I am not as alarmed as Zero Hedge about this and there's good reason for that. It has been made abundantly clear that Russia and China will immediately respond militarily against the west if Iran is attacked by the US or Israel. Japan, India, Korea,  and China have refused to participate in the scheduled July embargo against Iranian oil. It will never happen because there is one key fact I am absolutely sure of. -- There is absolutely nothing that can replace Iranian oil in the global supply chain. I think Zero Hedge needs to firmly understand that. This is Peak Oil and there is zero swing production capacity anywhere to replace it. Every nation is not being caught on their own lies about production and reserves.
Iran  just turned the tables on Europe by moving towards something it can do, which is to shut off supplies to Europe. The rest of the world would still gulp down all Iranian production. Europe has no luxury of getting oil someplace else, especially with the puppet regime in Libya so vulnerable. I believe these renewed escalations are saber rattling with Europe and the U.S. essentially saying the same thing that the rest of the world said to the U.S.... If anyone cuts off anybody's oil supplies anywhere it will mean nuclear war.
Peak Oil overrides everything.
And I believe Iran will stand down on its threat to embargo Europe. I am not treating these developments as reasons to get fearful over an attack on Iran or closure of Hormuz again. If that situation changes I'll tell you but my personal anxiety levels are not elevated with these developments.  -- MCR

I hope you're right!

Iran Blinks, Delays Vote On European Crude Export Halt Even As US Escalates Military Developments Against Country

29 January, 2012


After it was the west backing down from further unnecessary escalation with Iran two weeks ago, when Israel and the US delayed indefinitely joint naval operations in the Arabian Gulf, it is now Iran's turn to blink.

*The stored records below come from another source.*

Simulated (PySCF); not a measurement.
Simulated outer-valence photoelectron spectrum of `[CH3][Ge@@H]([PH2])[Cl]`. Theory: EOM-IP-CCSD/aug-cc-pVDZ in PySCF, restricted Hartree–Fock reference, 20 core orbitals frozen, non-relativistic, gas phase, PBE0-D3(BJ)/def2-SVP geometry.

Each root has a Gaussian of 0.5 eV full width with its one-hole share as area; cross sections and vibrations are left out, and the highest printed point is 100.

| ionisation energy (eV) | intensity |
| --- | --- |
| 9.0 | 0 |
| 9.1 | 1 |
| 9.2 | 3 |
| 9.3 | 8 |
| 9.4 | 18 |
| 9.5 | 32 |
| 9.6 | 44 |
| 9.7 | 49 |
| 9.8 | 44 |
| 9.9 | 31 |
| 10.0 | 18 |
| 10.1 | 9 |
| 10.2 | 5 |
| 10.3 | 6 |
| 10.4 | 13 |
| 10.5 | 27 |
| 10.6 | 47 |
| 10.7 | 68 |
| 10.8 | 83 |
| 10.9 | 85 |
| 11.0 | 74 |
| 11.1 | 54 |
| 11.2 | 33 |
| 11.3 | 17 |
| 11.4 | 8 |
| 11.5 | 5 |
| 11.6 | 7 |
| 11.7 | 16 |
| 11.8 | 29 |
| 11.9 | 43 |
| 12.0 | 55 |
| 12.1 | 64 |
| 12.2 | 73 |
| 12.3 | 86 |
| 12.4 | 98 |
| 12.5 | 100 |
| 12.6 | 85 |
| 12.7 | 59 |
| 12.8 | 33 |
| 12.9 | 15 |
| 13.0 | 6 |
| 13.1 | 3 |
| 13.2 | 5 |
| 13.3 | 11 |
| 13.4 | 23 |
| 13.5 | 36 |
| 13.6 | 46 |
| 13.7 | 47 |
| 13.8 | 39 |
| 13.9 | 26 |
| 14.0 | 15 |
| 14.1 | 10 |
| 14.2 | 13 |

Following reports that Iran would pass a law halting crude exports to European countries, in advance of the full-blown embargo expected to take place some time by June, or as soon as European countries have found alternative supplies, we now learn that "Iran's parliament on Sunday postponed the debate over the bill."

This is happening just as nuclear inspectors are arriving in the country "to probe allegations of a secret atomic weapons program." Yet does this mean that Iran has just exposed a major weakness that the West will immediately pounce on? It is still unclear - Reuters reports that "Iran's oil minister said on Sunday the Islamic state would soon stop exporting crude to "some" countries, the state news agency IRNA reported."

Naturally the vague, open-endedness of this statement makes it quite clear that it was Iran's turn to de-escalate this time around. Or does this simply mean that Iran has been unable to conclude alternative oil trade arrangements with China, Russia and India just yet?

According to Reuters:  "Soon we will cut exporting oil to some countries," Rostam Qasemi was quoted by IRNA as saying."

Yet instead of taking this cue to attempt some additional deescalation in its own part, the US has decided to double down in further belaboring already tense relations.

On one hand, WaPo reported late on Friday that the Navy wants a commando "mothership" in the Middle East, something which Iran will be delighted to hear.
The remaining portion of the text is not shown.